Project Milestone Report:

Transactional Workload Characterization in PostgreSQL and in Oracle

 
Nikos Hardavellas (hardav@cs.cmu.edu)
Stephen Somogyi (ssomogyi@ece.cmu.edu)

April 2, 2004

Project Home Page
 

Major Changes

Our initial project (submitted March 3, 2004) proposed intelligent buffer pool management in distributed shared-memory multiprocessors. Unfortunately, we quickly discovered that tuning PostgreSQL was a far more involved effort than originally thought. Considering this, and given that our regular research (i.e. not class related) requires development of a TPC-C kit for Oracle, we decided to change the focus of our project. This new project consists of (a) installation, configuration, and tuning of both PostgreSQL and Oracle for TPC-C, and (b) characterization - both from a hardware and software perspective - of these workloads.

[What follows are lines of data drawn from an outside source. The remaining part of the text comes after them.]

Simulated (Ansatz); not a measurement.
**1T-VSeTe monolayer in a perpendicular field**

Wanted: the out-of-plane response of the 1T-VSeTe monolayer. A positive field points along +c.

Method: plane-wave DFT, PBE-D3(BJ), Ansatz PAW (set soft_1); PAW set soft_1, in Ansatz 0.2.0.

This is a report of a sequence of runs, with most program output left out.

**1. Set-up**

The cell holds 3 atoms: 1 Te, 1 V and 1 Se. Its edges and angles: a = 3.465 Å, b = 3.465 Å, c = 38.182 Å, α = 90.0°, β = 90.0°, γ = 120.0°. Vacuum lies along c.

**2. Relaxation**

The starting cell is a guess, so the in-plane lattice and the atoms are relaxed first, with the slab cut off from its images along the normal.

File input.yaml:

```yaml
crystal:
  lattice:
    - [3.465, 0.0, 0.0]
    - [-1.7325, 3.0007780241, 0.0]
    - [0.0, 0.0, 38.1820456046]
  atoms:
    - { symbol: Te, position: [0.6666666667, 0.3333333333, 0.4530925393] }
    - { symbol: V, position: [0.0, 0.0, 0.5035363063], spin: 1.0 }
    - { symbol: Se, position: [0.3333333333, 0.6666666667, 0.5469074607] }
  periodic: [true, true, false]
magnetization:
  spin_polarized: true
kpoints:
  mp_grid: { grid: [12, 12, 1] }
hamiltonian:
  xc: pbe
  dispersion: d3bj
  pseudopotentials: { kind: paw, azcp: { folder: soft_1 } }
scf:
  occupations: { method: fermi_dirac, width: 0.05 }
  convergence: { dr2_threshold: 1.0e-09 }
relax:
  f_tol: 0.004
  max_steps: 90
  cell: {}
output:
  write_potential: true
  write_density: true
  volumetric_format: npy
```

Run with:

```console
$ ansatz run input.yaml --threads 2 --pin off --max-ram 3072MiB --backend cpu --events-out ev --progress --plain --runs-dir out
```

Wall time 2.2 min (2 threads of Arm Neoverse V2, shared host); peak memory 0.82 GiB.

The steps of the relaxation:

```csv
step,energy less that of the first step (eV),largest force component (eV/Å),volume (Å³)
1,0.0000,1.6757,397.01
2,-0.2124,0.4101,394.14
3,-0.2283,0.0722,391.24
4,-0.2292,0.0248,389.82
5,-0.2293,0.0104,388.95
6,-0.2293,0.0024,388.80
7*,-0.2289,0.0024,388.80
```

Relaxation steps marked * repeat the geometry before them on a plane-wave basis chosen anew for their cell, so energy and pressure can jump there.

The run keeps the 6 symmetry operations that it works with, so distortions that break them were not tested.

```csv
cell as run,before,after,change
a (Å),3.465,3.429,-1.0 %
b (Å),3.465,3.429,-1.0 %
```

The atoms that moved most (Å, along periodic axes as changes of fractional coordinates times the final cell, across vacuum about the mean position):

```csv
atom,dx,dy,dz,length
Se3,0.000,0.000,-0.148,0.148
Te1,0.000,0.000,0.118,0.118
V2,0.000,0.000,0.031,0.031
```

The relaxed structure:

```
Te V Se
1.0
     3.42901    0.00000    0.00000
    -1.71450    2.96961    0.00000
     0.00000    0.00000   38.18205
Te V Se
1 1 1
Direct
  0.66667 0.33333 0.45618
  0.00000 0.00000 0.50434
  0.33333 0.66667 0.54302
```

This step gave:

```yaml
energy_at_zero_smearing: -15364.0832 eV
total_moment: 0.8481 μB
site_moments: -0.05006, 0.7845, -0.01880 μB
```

This will result in two major benefits over the original proposal. First, the characterization is something that we have been interested in performing for quite some time. However, as it is not directly related to our research, finding time for it was difficult. In retrospect (already!), this characterization is suited perfectly to a class project. Second, we will develop checkpoints for Simics, that are tuned configurations of PostgreSQL and Oracle for TPC-C. These will be extremely useful for our ongoing research into memory streaming in multiprocessor systems, and will be used by other groups as well.

Accomplishments

We acquired the TPC-C kit and adapted it to the newest version of PostgreSQL (compilation of the kit was broken, because of some type changes, but was relatively straightforward to correct). Significant time has been spent tuning PostgreSQL on a real machine (linux, dual x86 processors). Oracle has been acquired.

Milestone

The goals for the milestone were almost met. The missing piece is that PostgreSQL is not tuned on Solaris yet (only on Linux). This is low risk because PostgreSQL is known to perform similarly (given comparable hardware, of course) on the Solaris and Linux platforms.

Surprises

  1. Oracle (i.e. the physical media) was more difficult to acquire than anticipated. Since CMU has a site license, we expected this to be painless.
  2. PostgreSQL is still not entirely behaving itself. When running TPC-C, the system seems to be in one of two modes: active (approximately 5% CPU idle time) and broken (all processes are still running, but the CPUs are 100% idle). We have not yet determined the cause of these inactive periods, although it is likely they are due to locking or checkpointing.

Revised Schedule

Week
Tasks
4/5
Install and test Orcale. Adapt TPC-C kit for Oracle. Tune TPC-C on Oracle. Install and tune TPC-C on PostgreSQL running on Solaris. Axis 1 characterization of PostgreSQL.
4/12
Finalize tuning TPC-C on Oracle. Axis 1 characterization of Oracle. Install PostgreSQL on Simics/SimFlex. Warmup and obtain checkpoints. Axis 2 characterization of PostgreSQL.
4/19
Install Oracle on Simics/SimFlex. Warmup and obtain checkpoints. Axis 2 characterization of Oracle.
4/26
Oracle vs. PostgreSQL comparison. Final report and poster presentation.

Resources

We are supposed to get Oracle on April 2nd. Assuming this happens, we will have all resources that are required.